VANCOUVER, Dec. 18, 2014 /CNW/ - Goldgroup Mining Inc. ("Goldgroup" or the "Company") (TSX:GGA, OTC:GGAZF, BMV SIX:GGAN.MX) is pleased to announce that it has entered into a definitive agreement (the "Agreement") to sell its 100% interest in the Caballo Blanco Project (the "Project") to Timmins Gold Corp. ("Timmins Gold") for approximate cash and share proceeds totaling up to US$30 million.
On Closing, Timmins Gold will pay Goldgroup US$10 million in cash and 16,065,000 Timmins Gold shares, valued at approximately US$15 million (based on the closing price of Timmins Gold shares on December 17, 2014) (the "Share Consideration"). Post-Closing, Goldgroup will be entitled to receive an additional contingent amount of US$5 million that will become payable in cash, Timmins Gold shares, or a combination thereof (at the option of Timmins Gold, provided that Goldgroup's ownership in Timmins Gold will not exceed 9.9% at any time) should any of the following events occur prior to October 31, 2019:
- The approval of the Project's Environmental Impact Statement from SEMARNAT
- A change in beneficial ownership of Timmins Gold of greater than 50%; or
- The removal or change, at one time, of a majority of the current members of the Timmins Gold Board of Directors
"This sale unlocks the value of Caballo Blanco for Goldgroup shareholders and dramatically improves our balance sheet in a time where capital is very difficult to come by" stated Keith Piggott, Chairman and CEO of Goldgroup. "With the proceeds of the sale, we plan to focus on advancing the high-grade San José de Gracia project as well as potentially look to grow our production profile by accretive acquisition.

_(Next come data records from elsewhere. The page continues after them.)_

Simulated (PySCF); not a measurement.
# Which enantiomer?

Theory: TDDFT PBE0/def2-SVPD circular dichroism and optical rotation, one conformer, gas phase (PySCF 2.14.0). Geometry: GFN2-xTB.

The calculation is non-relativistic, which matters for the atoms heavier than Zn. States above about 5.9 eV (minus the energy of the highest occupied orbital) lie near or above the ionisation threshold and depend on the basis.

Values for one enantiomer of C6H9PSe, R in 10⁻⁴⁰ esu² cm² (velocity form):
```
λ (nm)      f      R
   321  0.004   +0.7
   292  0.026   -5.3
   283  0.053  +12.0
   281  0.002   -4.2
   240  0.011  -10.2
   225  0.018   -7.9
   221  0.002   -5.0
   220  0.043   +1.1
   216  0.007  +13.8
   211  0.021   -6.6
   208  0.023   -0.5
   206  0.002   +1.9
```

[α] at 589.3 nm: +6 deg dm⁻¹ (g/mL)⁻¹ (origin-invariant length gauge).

Timmins Gold is a proven mine builder and operator and we look forward to our continued participation in the Caballo Blanco project as well as sharing in the value of Timmins Gold's producing San Francisco mine through our retained ownership in Timmins Gold shares and through the anticipated future receipt of the Contingent Payment."
Completion of the transaction is subject to customary closing conditions, including receipt of required regulatory and TSX approvals, and the Company will be restricted from trading the Timmins Gold shares obtained in the transaction until the expiration of the standard statutory hold period. The Company expects to close the transaction on or before December 31, 2014. Up to 40% of the Share Consideration will be held in escrow upon Closing, to be released upon the earlier to occur of the completion of certain post-Closing actions or the expiration of the standard statutory hold period.
Goldgroup has come to an agreement with RMB Resources Inc. and Credipresto SAPI de CV SOFM ENR to release and replace the existing security held over the Project in order for this transaction to proceed. As part of this agreement Goldgroup will be required to maintain at least US$6 million cash on hand until the escrowed shares are released to the Company. The terms and conditions of the existing credit agreement are otherwise unchanged.
Advisors and Legal Counsel
Maxit Capital LP ("Maxit") acted as financial advisor and Davis LLP acted as legal counsel to Goldgroup. In addition, Maxit has provided a fairness opinion to the Board of Directors of Goldgroup that, subject to the assumptions, limitations, and qualifications set out therein, the consideration received by Goldgroup is fair, from a financial point of view to Goldgroup.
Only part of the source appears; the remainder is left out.